It observed that if the authorities are permitted to read out the grounds and claim compliance with the constitutional and statutory mandate, the very purpose of the constitutional protection would be nugatory.
The Bench reiterated that the mode of communicating the grounds of arrest must be such that it effectively serves the intended purpose as envisioned under the Constitution of India, which is to enable the arrested person to get legal counsel, oppose the remand and effectively defend himself by exercising his rights and safeguards as provided in law.
The Bench further observed that there is no harm in providing the grounds of arrest in writing in the language the arrestee understands. This approach, the Bench said, would not only fulfil the true intent of the constitutional mandate but would also be beneficial for the investigating agency to prove that the grounds of arrest were informed to the arrestee when a challenge is made to the arrest on the plea of non-furnishing of the grounds of arrest.
What follows if grounds of arrest are not furnished either prior to arrest or immediately after the arrest?
The Bench observed that it is well settled that if the grounds of arrest are not furnished to the arrestee in writing, this would result in breach of the constitutional and statutory safeguards, hence rendering the arrest and remand illegal, and the person will be entitled to be set at liberty.
Noticing that the law is silent with regard to the mode, nature or the time and stage at which the grounds of arrest have to be communicated, the Bench observed that Article 22 says ‘as soon as may be’, which would obviously not mean prior to arrest but can be on arrest or thereafter.
The indication is as early as it can be conveyed. There may be situations wherein it may not be practically possible to supply such grounds of arrest to the arrested person at the time of his arrest or immediately.
Illustrating such a scenario, the Bench observed that in a case involving a murder being committed in front of a police officer, it may not be possible for the officer to provide the grounds of arrest in writing before the arrest or forthwith on the arrest to the accused. A rigid insistence upon informing of written grounds of arrest before or at the time of effecting the arrest or immediately thereafter may result in the police officer not being able to discharge their duty and responsibility efficiently and effectively.
“The constitutional safeguards, valuable as they are, cannot be interpreted in a manner so as to allow them to metamorphose into a procedural impediment that handicaps the law-enforcing agencies in the due lawful discharge of their duties. Therefore, a balance between compliance with the constitutional as also the statutorily mandated safeguards on the one hand vis-à-vis the effective discharge of lawful statutory law-enforcement duties and responsibilities cast upon the State agencies must be struck,” the Bench highlighted.

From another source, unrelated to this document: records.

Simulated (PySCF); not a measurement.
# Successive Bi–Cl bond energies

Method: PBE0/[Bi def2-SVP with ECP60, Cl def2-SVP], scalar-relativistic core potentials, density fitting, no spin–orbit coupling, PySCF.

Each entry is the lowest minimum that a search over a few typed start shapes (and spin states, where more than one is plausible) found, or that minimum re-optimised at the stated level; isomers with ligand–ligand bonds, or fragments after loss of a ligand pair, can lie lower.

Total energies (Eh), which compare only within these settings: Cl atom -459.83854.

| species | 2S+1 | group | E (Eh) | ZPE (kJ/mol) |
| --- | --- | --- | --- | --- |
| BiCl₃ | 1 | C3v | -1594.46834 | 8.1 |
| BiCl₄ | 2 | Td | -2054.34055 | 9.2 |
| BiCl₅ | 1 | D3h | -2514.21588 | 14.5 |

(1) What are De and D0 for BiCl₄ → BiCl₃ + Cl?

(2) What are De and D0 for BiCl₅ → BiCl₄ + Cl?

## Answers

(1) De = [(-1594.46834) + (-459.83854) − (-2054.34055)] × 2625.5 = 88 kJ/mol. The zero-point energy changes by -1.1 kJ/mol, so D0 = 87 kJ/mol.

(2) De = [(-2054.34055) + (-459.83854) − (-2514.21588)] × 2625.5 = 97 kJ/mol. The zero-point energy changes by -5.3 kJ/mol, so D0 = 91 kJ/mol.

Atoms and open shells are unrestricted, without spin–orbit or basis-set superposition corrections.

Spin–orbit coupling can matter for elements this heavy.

The Bench also referred to another situation where the investigating officer has sent a notice for appearance of the accused to join the investigation, pursuant to which the accused has joined the investigation. The investigating officer, after perusal of the material available before him and/or on interrogating the accused, makes up his mind that the arrest of the accused person is required for further investigation or has other reason(s) for arrest. In such cases, the Bench observed, since the accused is under the supervision of the investigating agency and there exists no apprehension of him absconding, it becomes incumbent upon the police officer to supply the grounds of arrest in writing on arresting the accused person.
“This can also be followed, for instance, in cases involving offences which are primarily based on documentary evidence/records, economic offences such as under the PMLA where the grounds of arrest in writing shall be furnished to the arrested person on arrest simultaneously,” the Bench held.
Summing up its conclusions, the Bench directed:
The constitutional mandate of informing the arrestee of the grounds of arrest is mandatory in all offences under all statutes including offences under the IPC 1860 (now BNS 2023);
The grounds of arrest must be communicated in writing to the arrestee in the language they understand;
In case where the arresting officer is unable to communicate the grounds of arrest in writing on or soon after arrest, it should be done orally. The said grounds should be communicated in writing within a reasonable time and in any case at least two hours prior to the production of the arrestee for remand proceedings before the magistrate;
In case of non-compliance with the above, the arrest and subsequent remand would be rendered illegal and the person will be at liberty to be set free.